11   Phillip Isola’s Pix2Pix: Filling in the Picture

Pix2Pix allows mixing of science and art together, offering a means to show data in a way that’s provocative, emotional, and compelling.

—Phillip Isola97

“Translating one image into another is like translating between languages, like between English and French. They are two different representations of the same world,” says Phillip Isola.98

Isola and his coworkers invented a variation on GANs that he calls conditional generative adversarial networks (CGANs). They are conditional because instead of starting the generator network (G) from noise, from nothing, they condition it by using an actual image. Rather than feeding the discriminator network (D) on huge caches of images, they use pairs of images, such as a black-and-white image of a scene and the same scene in color. Then, they input a new black-and-white scene into the generator network. Initially D rejects the new scene, so G colorizes it. In other words, the output is conditioned by the input, which is what GANs are all about. As a result, Pix2Pix, as Isola calls his system, requires a much smaller set of training data than other supervised learning algorithms.

Thus Isola discovered how to translate an image of one sort into another sort: Pix2Pix, pixels to pixels.99 As he puts it, all those “little problems in computer vision were just mapping of pixels to pixels.”100 While style transfer transfers the style of one image onto another, creating an image “in the style of” a painting by Picasso, for example, Pix2Pix goes further. Like Leon Gatys, who invented style transfer, Isola is interested in perception, how we see.

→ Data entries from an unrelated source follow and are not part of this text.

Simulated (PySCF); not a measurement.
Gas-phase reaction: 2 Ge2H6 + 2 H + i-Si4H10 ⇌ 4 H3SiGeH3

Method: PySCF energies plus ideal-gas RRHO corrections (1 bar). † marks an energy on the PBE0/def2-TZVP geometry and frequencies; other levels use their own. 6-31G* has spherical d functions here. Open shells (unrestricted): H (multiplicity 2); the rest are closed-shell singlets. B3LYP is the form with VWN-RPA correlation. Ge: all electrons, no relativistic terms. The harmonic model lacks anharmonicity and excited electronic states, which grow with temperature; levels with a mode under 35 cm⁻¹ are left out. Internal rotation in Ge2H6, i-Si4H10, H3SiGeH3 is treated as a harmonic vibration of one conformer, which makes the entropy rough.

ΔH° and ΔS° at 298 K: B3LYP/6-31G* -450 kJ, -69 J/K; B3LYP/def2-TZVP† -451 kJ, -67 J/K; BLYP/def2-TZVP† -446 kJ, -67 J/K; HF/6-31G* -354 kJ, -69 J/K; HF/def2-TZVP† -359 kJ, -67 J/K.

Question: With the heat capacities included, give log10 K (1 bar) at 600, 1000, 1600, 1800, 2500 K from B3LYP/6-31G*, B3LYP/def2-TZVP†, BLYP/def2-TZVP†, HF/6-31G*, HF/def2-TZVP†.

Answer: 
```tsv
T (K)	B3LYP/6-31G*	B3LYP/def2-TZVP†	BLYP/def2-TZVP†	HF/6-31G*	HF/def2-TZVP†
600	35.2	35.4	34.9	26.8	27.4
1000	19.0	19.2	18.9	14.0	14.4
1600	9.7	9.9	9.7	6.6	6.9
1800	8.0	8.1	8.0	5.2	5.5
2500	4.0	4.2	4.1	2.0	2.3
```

As a graduate student, Isola studied cognitive science, a highly interdisciplinary subject that includes computer science, psychology, and neuroscience. He concluded that a good way to study the human mind would be to build machines that “think kind of like we do.”101 This took him back to computer science, which he had studied as an undergraduate.

Pix2Pix seems almost like magic. “Yes,” agrees Isola enthusiastically. In fact, he continues, all this is more than just a “math thing, it offers a new space to explore. Artists like that.”102 But to make Pix2Pix accessible to artists entailed structuring an interface so that it could be used right out of the box, directly from the GitHub online repository.

Isola was particularly impressed with the work of Chris Hesse, who fed one thousand pairs of images into the discriminator network.103 Each consisted of a photograph of a cat and the outline of the same photograph. Then he constructed an interface that allowed the user to insert a rough sketch of a cat. The network filled in the rough sketch, creating what looks like a photograph of a cat-like creature (figure 11.1).

Figure 11.1

Chris Hesse, edges2cats, 2017.

Hesse called his creation edges2 cats. The interface is essentially a black box: the user does not need to know about the mathematics of Pix2Pix, just as a writer does not need to know how a ballpoint pen works to use it.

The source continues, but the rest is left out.